This story, if true, proves that the Doctor was rather intolerant. We must not excommunicate people because they have not our taste in books. The majority of people do not care for books at all.

There is a descendant of John Bunyan’s alive now, or there was lately, who never read the “Pilgrim’s Progress.” Books are not in his line. Nay, Bunyan himself, who wrote sixty works, was no great reader. An Oxford scholar who visited him in his study found no books at all, except some of Bunyan’s own and Foxe’s “Book of Martyrs.”

Yet, little as the world in general cares for reading, it has read Bunyan more than most. One hundred thousand copies of the “Pilgrim” are believed to have been sold in his own day, and the story has been done into the most savage languages, as well as into those of the civilised world.

Dr. Johnson, who did not like Dissenters, praises the “invention, imagination, and conduct of the story,” and knew no other book he wished longer except “Robinson Crusoe” and “Don Quixote.” Well, Dr. Johnson would not have given a farthing for me, as I am quite contented with the present length of these masterpieces. What books do you wish longer? I wish Homer had written a continuation of the Odyssey, and told us what Odysseus did among the far-off men who never tasted salt nor heard of the sea. A land epic after the sea epic, how good it would have been—from Homer! But it would have taxed the imagination of Dante to continue the adventures of Christian and his wife after they had once crossed the river and reached the city.

John Bunyan has been more fortunate than most authors in one of his biographies.

His life has been written by the Rev. Dr. Brown, who is now minister of his old congregation at Bedford; and an excellent life it is. Dr. Brown is neither Roundhead nor Cavalier; for though he is, of course, on Bunyan’s side, he does not throw stones at the beautiful Church of England.

Probably most of us are on Bunyan’s side now. It might be a good thing that we should all dwell together in religious unity, but history shows that people cannot be bribed into brotherhood. They tried to bully Bunyan; they arrested and imprisoned him—unfairly even in law, according to Dr. Brown, not unfairly, Mr. Froude thinks—and he would not be bullied.

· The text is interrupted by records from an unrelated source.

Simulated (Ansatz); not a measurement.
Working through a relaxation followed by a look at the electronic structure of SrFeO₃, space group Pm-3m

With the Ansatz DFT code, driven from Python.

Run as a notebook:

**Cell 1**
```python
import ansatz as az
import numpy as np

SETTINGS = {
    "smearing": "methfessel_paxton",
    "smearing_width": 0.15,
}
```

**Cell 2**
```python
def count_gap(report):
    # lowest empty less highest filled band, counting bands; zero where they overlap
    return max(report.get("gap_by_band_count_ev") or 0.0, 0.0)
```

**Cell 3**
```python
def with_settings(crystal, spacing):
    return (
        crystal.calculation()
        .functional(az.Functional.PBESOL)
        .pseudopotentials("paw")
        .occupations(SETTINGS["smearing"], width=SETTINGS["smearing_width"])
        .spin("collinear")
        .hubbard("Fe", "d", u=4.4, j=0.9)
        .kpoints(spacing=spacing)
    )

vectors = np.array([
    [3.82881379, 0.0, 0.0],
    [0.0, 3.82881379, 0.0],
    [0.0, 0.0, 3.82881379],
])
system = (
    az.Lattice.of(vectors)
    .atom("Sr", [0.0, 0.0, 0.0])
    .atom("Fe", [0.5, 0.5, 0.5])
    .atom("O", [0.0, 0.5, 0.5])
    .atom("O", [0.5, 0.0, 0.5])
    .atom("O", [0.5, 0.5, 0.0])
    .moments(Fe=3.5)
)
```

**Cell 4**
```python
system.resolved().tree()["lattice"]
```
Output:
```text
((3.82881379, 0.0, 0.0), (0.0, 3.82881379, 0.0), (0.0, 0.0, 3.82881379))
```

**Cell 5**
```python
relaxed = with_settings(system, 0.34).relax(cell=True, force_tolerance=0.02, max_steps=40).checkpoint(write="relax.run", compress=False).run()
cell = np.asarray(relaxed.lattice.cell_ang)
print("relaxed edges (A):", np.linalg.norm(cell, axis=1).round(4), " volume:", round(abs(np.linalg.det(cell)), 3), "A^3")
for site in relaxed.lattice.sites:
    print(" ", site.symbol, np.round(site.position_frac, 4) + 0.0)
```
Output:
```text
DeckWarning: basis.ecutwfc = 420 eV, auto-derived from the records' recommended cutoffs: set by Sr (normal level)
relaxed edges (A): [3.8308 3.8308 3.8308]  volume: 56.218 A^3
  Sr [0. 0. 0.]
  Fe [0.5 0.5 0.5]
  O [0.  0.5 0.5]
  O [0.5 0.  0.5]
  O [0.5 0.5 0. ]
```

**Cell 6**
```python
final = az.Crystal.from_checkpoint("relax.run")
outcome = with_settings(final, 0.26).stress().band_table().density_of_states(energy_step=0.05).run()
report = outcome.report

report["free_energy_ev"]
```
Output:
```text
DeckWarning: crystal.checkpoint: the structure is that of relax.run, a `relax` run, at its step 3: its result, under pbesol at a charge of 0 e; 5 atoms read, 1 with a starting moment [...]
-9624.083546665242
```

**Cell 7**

What was much more extraordinary, he would not be embittered. In spite of all, he still called Charles II. “a gracious Prince.” When a subject is in conscience at variance with the law, Bunyan said, he has but one course—to accept peaceably the punishment which the law awards. He was never soured, never angered by twelve years of durance, not exactly in a loathsome dungeon, but in very uncomfortable quarters. When there came a brief interval of toleration, he did not occupy himself in brawling, but in preaching, and looking after the manners and morals of the little “church,” including one woman who brought disagreeable charges against “Brother Honeylove.” The church decided that there was nothing in the charges, but somehow the name of Brother Honeylove does not inspire confidence.

Almost everybody knows the main facts of Bunyan’s life. They may not know that he was of Norman descent (as Dr. Brown seems to succeed in proving), nor that the Bunyans came over with the Conqueror, nor that he was a gipsy, as others hold. On Dr. Brown’s showing, Bunyan’s ancestors lost their lands in process of time and change, and Bunyan’s father was a tinker. He preferred to call himself a brazier—his was the rather unexpected trade to which Mr. Dick proposed apprenticing David Copperfield.

Bunyan himself, “the wondrous babe,” as Dr. Brown enthusiastically styles him, was christened on November 30th, 1628. He was born in a cottage, long fallen, and hard by was a marshy place, “a veritable slough of despond.” Bunyan may have had it in mind when he wrote of the slough where Christian had so much trouble. He was not a travelled man: all his knowledge of people and places he found at his doors. He had some schooling, “according to the rate of other poor men’s children,” and assuredly it was enough.